All posts are to convene their law enforcement and intelligence community partners to develop a list of criteria identifying applicant populations warranting increased scrutiny. Then they are to attempt to identify individuals within these populations and ask them more detailed questions including:

  • Applicant’s travel history over the last 15 years;
  • Names of any siblings/children/former spouses not recorded in their application or other notes;
  • Applicant’s addresses during the last 15 years, if different from the applicant’s current address;
  • Applicant’s prior passport numbers;
  • Applicant’s prior occupation(s) and employers (plus a brief description if applicable) looking back 15 years;
  • All phone numbers used by the applicant in the last five years;
  • All email addresses and social media handles used by the applicant in the last five years.

The cables emphasize “that all visa decisions are national security decisions.” The consulates should also order additional security checks which can take weeks, months and sometimes years to complete. They also must order mandatory social media checks for applicants present in a territory at the time it was controlled by ISIS, and consular managers must review all immigrant visas (which lead to green cards) to be issued to applicants applying with a passport from of Iran, Iraq, Libya, Somalia, Sudan, Syria, or Yemen.

The order also stipulates an officer should not interview more than 120 applicants per day. You may think that’s a lot. It is! It allows for 4-5 minutes average time on each applicants. Currently some officers interview more than 120 applicants per day, some as many as 150. While this quota makes sense as 4-5 minutes is hardly enough, it does mean the wait times for visas will increase.

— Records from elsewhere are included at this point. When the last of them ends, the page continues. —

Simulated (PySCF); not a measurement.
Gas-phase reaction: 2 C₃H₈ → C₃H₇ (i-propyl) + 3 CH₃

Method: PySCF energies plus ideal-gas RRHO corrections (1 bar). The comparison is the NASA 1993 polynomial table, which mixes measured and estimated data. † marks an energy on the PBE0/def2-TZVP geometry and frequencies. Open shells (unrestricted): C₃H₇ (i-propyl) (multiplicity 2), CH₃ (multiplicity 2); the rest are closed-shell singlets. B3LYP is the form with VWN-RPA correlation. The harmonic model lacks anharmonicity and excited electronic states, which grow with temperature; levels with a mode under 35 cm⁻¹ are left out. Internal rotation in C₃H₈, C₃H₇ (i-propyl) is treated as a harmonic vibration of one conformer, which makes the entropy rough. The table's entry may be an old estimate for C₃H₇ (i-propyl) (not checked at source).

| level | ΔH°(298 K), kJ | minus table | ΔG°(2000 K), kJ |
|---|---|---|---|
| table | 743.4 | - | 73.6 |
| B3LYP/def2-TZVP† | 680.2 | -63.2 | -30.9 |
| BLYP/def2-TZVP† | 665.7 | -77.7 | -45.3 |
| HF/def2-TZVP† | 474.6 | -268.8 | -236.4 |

Many of these more onerous requirements will affect the same persons Trump tried to target in his January 25, 2017 “Muslim ban” and litigation; the 7 countries above are the same 7 countries targeted in the first travel ban.Trump is trying to persuade Americans that potential terrorists are pouring into the U.S. with no controls. Show us the facts please; it’s just not true. From my experience working with applicants abroad, U.S. visas are already difficult to get. Instead, it appears he’s using backdoor methods to achieve the same results as the previous executive orders, which the courts have repeatedly put on hold.